The International Herald Tribune (yeah, I’m that well read) has a pretty interesting piece on the growing trend of product placement in books, especially in the teen lit world:
“Cover Girl, which is owned by the consumer products giant Procter & Gamble, has neither paid the publisher nor the book’s authors, Sean Stewart and Jordan Weisman, for the privilege of having their makeup showcased in the novel. But Procter will promote the book on Beinggirl.com, a Web site directed at adolescent girls that has games, advice on handling puberty and, yes, makeup tips.”
This is not a really surprising move and it has definitely ruffled a few feathers – though with the saturated level of product placement in every other realm of teen life, I’m not sure why its presence in books is all that upsetting.
What is cooler is the idea of using the web to make books more interactive and multimedia driven. As IHT notes of the upcoming “Cathy’s Book”:
“With “Cathy’s Book,” although Mr. Stewart has written a self-contained textual narrative, Mr. Weisman also created a series of clues that are included in a so-called evidence pack that will come with the book in a sealed plastic envelope filled with photos, post-it notes with phone numbers scrawled on them, pages from a date book, birth and marriage certificates and letters. There will also be a business card for a fictional “online consultant” at Beinggirl.com.

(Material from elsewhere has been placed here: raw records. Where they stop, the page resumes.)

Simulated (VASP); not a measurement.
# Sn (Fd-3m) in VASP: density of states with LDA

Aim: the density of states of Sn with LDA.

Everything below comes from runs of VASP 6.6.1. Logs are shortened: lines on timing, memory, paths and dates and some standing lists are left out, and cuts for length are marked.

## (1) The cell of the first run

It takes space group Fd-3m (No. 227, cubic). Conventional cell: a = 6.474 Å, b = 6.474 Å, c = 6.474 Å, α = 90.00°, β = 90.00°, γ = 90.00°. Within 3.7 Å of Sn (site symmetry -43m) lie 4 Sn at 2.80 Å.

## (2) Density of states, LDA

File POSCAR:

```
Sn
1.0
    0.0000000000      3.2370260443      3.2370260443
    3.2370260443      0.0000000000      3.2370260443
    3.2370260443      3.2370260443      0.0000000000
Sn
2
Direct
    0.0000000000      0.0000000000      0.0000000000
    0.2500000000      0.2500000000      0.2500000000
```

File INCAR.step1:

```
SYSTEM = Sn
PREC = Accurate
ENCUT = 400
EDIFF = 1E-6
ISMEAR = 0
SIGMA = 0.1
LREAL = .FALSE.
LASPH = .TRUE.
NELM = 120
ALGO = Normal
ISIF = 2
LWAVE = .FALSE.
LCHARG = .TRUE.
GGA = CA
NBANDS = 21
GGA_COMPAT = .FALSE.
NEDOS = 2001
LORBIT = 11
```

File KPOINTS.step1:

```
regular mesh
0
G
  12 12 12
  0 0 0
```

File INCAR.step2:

Hints to most of these documents are embedded in the novel, which also contains Web site addresses and phone numbers that readers can access for extra material. The telephone number on the book’s cover, for example, leads to an outgoing voicemail message from Cathy.”
I love this trend and think it can definitely make books and reading a continuing draw for young folks. I also think this sort of approach could reinvigorate a somewhat flat area of publishing – Young Male Lit (or “dick lit” as some call it).